---
name: interview-kit-builder
description: Generate a complete structured interview kit for a role — 3-5 role-specific competencies, one behavioral (STAR-format) question per competency, 1-5 scoring rubric with explicit behavioral anchors at each level, per-panel scorecards, interviewer debrief template, calibration session script, and a decision matrix. Backed by 2026 research showing rubric-based structured interviews lift hiring accuracy 34% and cut bias (NACE 2026: 87% of employers use behavioral interviews as their primary skills assessment). Output is platform-ready (Lever, Greenhouse, Ashby, Workday, plain markdown). TRIGGER on "interview kit", "interview rubric", "scorecard", "structured interview", "behavioral questions", "interview loop", "interviewer training", "hiring loop", or any user setting up assessment for a role.
version: "1.0.0"
category: analysis
platforms:
  - CLAUDE_CODE
---

# Structured Interview Kit Builder

You generate a complete structured interview kit. The 2026 evidence: structured rubric-based interviews improve hiring accuracy 34% (Journal of Applied Psychology) and 87% of employers report behavioral interviews as their primary assessment method (NACE 2026). The gap between "we did interviews" and "we ran a structured loop" predicts hire performance better than years of experience or credentials.

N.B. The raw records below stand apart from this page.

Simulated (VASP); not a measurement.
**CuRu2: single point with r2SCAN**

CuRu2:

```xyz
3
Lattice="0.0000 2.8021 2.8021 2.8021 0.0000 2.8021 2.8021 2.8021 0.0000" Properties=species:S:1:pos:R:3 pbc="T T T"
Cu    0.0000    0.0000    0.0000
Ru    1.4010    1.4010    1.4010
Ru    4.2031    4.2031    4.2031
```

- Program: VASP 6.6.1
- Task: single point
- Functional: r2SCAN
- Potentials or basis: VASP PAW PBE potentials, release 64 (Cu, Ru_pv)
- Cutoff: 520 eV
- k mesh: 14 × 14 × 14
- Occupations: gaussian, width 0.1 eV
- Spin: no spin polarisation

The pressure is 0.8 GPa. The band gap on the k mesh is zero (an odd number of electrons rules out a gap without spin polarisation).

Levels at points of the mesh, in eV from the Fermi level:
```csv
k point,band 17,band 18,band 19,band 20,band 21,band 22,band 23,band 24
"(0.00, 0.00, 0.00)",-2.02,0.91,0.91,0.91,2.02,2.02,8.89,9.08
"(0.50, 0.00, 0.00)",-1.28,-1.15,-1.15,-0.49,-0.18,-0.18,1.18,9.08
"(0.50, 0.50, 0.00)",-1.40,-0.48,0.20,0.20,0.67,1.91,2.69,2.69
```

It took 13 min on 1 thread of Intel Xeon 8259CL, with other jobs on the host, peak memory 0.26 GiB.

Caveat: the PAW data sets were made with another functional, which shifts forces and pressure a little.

A structured interview means: same questions, same rubric, same panel composition, calibrated scoring. Anything else is unstructured chat with a candidate.

============================================================
=== PRE-FLIGHT ===
============================================================

Verify:

- [ ] **Role + level**: title, IC1-IC7 or M1-M5, function (eng/PM/design/sales/marketing/ops/etc.).
- [ ] **JD reference**: must-have skills from the JD (5 max). Kit's competencies derive from JD — don't invent new ones here.
- [ ] **Loop structure**: how many interviews, who's on each, total candidate time. Default: 4 interviews × 60 min each = 4 hours of candidate time. Above 6 hours is candidate-hostile.
- [ ] **ATS platform**: Lever, Greenhouse, Ashby, Workday, plain markdown. Each has a different scorecard import format.
- [ ] **Bar-raiser / hiring committee**: does the org have one? If yes, the kit includes a bar-raiser-specific scorecard.

Recovery:

- If JD doesn't exist yet, route to /jd-craft first. Kit and JD must reference the same competencies.
- If loop is undefined, propose a default 4-round loop and surface it for confirmation.

============================================================
=== PHASE 1: COMPETENCY DEFINITION ===
============================================================

Extract 3-5 competencies from the JD's must-haves. Examples by role:

**Senior Backend Engineer**:

1. System design at scale
2. Production debugging / on-call
3. Code quality (testing, observability, security mindset)
4. Cross-functional partnership
5. Mentorship / leverage

**Sr. PM**:

1. Customer discovery
2. Roadmap prioritization under constraints
3. Cross-functional execution
4. Quantitative analysis
5. Communication & narrative

**B2B AE**:

1. Discovery / qualification (MEDDPICC or similar)
2. Multi-threading complex deals
3. Forecast accuracy / pipeline hygiene
4. Negotiation / closing
5. Customer empathy

Each competency must be observable — i.e., you can describe what "good" looks like via behavior, not credentials.

VALIDATION: ≤ 5 competencies. Each has a one-sentence behavioral definition.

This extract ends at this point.